If you like Yoplait strawberry yogurt, Tropicana grapefruit, orange-strawberry juice, or Hershey’s Good & Plenty candies, chances are you will be sucking on the red coloring extracted from the female cochineal beetle and her eggs. These insects live on cactus plants in Peru and the Canary Islands.

According to the best-selling book by Eric Schlosser, Chew on This, the female bug feeds on cactus pads, and color from the cactus gathers in her body. The bugs are collected, dried, and ground into a coloring additive. It takes 70,000 of the insects to make a pound of carmine dye, as it is known. The Food & Drug Administration doesn’t require that this cochineal be identified in the ingredients. Manufacturers simply identify it as an “artificial color.”

But it turns out the the ground up bugs might be the least of your worries. To find out what other grocery items might not be everything they appear, read on.

More excerpts from Business Week:

The plump, juicy chicken sitting on the supermarket shelf is likely to have been fed canthaxanthin, a pigment added to chicken feed to enhance poultry’s yellow color and make it look palatable. And egg-laying hens are also given a dye along with their feed, making egg yolks vary in color from light yellow all the way to bright orange.

The fresh, farm-raised salmon that shoppers buy also get their orange-red hue from eating the chemicals astaxanthin and canthaxanthin.

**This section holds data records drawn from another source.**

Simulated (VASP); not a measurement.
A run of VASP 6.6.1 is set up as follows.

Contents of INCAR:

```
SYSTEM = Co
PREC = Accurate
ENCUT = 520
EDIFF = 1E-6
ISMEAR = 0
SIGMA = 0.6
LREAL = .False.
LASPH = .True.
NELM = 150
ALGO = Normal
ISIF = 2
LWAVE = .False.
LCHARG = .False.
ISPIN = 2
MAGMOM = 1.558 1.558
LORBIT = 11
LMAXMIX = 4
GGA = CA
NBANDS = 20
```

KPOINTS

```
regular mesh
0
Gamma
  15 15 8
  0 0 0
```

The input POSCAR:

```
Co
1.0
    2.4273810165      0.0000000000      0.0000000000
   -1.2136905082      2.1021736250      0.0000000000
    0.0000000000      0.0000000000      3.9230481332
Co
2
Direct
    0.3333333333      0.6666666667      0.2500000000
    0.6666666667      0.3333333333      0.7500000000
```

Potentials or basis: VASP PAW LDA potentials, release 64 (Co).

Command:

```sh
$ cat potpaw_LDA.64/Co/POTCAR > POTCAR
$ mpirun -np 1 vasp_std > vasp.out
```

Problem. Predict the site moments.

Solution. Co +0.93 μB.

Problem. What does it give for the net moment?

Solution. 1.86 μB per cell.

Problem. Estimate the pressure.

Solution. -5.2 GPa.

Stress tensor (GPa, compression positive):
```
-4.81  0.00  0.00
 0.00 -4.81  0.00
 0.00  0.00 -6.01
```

A walk down the grocery aisle for processed food is an eye opener—the bacon and ham get their red tint from sodium ascorbate, an antioxidant and color stabilizer, and the Betty Crocker icing gets its bright white color not from natural cream and egg whites but from titanium dioxide, a mineral that is also used in house paints.

But you probably already knew that if you can’t pronounce the list of package ingredients, you probably shouldn’t be eating it.